Quick spoilers for last night’s Top Chef All-Stars coming up:
In last night’s finale, Richard Blais and Mike Isabella flung foie gras ice cream against pepperoni sauce in the Top Chef All-Stars final round. Two four-course meals later, the Toppest Chef of all time is…
Richard! Which means we were spared the sight of a final, horrible nervous breakdown of self-loathing, as the perpetually stressed-out molecular gastronome finally got to relax.
As with any Top Chef finale in which one contestant does not obviously implode, it was hard for me to judge whether the right man won, based on the meals alone, simply because it’s hard to separate the actual menus and execution from the inevitable editing and misdirection for suspense.
On the basis of the entire season, though, I’m happy with the call. I haven’t been a huge Isabella fan: the chicken-oyster controversy aside, his cooking has just seemed good but not especially imaginative. He impressed me, though, by finding another gear this season and competing strongly within his strengths. Still, episode by episode, it’s seemed plain that Richard was competing on Top Chef and Mike was competing on Top Cook.
The most telling example for me was the meat course, in which both men produced a lacquered, braised piece of red meat—short ribs for Richard and pork shoulder for Mike. Yet the dish was considered a triumph for Mike while just a well-executed shoulder-shrug for Richard. Now it may well have been that Mike’s pork was delicious and the better of the two dishes. But the takeaway was that a great piece of comfort food was the pinnacle of what Mike could be expected to achieve, while it was a relative letdown by Richard’s standards. Which seems about right; whoever won that round, the course also showed that Richard could reasonably compete on Mike’s turf, while you could never imagine Mike doing the reverse.

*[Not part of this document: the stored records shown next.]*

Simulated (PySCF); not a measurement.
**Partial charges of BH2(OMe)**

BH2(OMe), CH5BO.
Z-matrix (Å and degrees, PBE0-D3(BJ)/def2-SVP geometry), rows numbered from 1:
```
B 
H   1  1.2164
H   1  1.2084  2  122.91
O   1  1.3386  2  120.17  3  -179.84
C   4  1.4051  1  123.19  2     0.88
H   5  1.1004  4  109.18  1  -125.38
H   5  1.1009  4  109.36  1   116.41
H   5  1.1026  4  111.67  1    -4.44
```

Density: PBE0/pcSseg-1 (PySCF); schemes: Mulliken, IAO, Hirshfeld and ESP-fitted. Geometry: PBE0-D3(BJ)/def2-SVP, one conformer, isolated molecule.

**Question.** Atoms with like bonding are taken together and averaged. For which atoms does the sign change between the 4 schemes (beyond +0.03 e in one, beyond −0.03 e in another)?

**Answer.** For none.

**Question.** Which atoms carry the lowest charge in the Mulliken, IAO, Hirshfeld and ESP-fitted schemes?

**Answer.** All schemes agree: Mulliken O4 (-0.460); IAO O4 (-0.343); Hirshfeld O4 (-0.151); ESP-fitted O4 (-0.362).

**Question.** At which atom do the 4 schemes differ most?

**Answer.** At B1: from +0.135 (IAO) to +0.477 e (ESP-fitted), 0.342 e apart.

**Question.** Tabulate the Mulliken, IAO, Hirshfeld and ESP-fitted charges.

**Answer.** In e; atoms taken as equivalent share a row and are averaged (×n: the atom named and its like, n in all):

But even if that’s true—even if you accept that Richard would beat Mike on both their best days—it didn’t seem like the final meal was Richard’s best day. It would have been more satisfying to see him absolutely crush it, but again, I can’t say whether it was a really close call—if it could have gone either way and the judges swung the vote to Richard because he was supposed to win—or if it was just editing.
As it was, the most interesting dish Richard presented was his (seemingly) least successful. Foie gras ice cream is like Top Chef matter vs. antimatter: foie gras (next to bacon) is one of those ingredients that usually guarantees praise, while desserts regularly trip up the best of chefs. Honestly, I’d have love to have tried the ice cream: if pork lard can make a rich pie crust, unctuous foie gras should make a sleek, custardy ice cream. But not in the dish’s first iteration, which looked like cat food—at some point after the cat had eaten it.
But no need to cry over a dropped scoop of ice cream. Congratulations, Blais. Now, exhale.